Spurs coach Gregg Popovich insists he ensures his aging stars escape the NBA grind as best they can. So much that he sat Tim Duncan, Manu Ginobili, Tony Parker and Gerald Green in the team’s 105-100 loss Thursday to Miami.
NBA commissioner David Stern seems adamant that nothing compromise his brand and TV ratings. So much that he levied a $250,000 fine against the Spurs for leaving their stars out of a TNT-broadcast game.
Nearly 3,000 miles away, the Lakers mostly played the role of Switzerland.
Coach Mike D’Antoni didn’t want to offend Stern: “I’m glad the commissioner is the commissioner. I think everybody has an opinion. But it’s not my place to have one.”

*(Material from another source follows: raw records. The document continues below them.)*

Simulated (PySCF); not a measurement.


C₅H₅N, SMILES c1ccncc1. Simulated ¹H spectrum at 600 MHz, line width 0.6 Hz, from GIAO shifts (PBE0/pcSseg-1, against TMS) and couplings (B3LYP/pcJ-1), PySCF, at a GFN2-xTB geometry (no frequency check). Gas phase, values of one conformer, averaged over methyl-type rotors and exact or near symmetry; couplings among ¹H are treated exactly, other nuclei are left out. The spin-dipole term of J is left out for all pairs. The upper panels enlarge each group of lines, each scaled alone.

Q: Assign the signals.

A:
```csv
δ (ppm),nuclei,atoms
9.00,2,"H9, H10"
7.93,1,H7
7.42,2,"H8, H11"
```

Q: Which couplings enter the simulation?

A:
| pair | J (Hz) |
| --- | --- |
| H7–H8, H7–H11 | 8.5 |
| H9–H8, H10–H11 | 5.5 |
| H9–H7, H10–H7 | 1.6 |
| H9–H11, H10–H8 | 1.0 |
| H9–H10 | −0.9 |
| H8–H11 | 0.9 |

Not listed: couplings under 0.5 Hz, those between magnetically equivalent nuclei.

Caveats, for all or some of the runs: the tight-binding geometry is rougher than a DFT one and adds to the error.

Lakers center Dwight Howard didn’t want to involve himself in any controversy: “It has nothing to do with the Lakers. It has nothing to do with what we’re trying to accomplish.”
But there was one veteran who sounded more than eager in giving enlightened perspective.
“I thought as a coach you can do what’s best for your team,” Lakers forward Antawn Jamison said. “But with the ratings, being on TNT and people seeing the San Antonio Spurs play Miami, David has a different agenda. It didn’t surprise me he rested those guys. It surprised me the NBA said something.”
Howard may be right not to care at all about this issue. In his fast-paced offense, D’Antoni hardly has cast himself with a reputation to rest players for significant minutes, let alone entire games. Said D’Antoni: “I don’t want to get into that because you’re talking about the best coach of the league.”
But the incident sparks discussion on a significant issue.
Has Stern set a bad precedent in dictating how a coach should manage his team? Should Popovich feature his players so fans of all sides can enjoy them? Are players obligated to tough it out as many former players of past generations boast they did?
Jamison, a 15-year veteran, weighed all those variables with varying clarity.
He understood Stern’s power: “This is their business. They can do what they want to do.”
Jamison defended Popovich’s intentions: “He’s not doing in my eyes to hurt the game. Of course you want to see Parker, Ginobili and Duncan goes against the Heat and stuff like that and guys were ready for that. But once he gave his explanation on why he did it, I understand it. They’re not the youngest team in the league.”
Jamison nailed down the outside perception perfectly: “As a fan, it would’ve been great to see LeBron [James] try to get shots in the paint against Tim Duncan and Manu Ginobili going against D-Wade.”
Jamison also respected how ex-players insist the current one grind out the season by any means necessary: “Old school guys didn’t get iced, didn’t fly. The day and age has changed. We definitely have a it a lot easier than those guys. I respect those guys. I respect the pavement they made for myself. When they speak, I listen.”
But with Stern issuing a sharply worded statement criticizing Popovich’s decision, Jamison remains puzzled.
“That’s the thing that threw me off,” Jamison said. “We all know Pop. He always does it.”
But this time, Popovich was punished for it.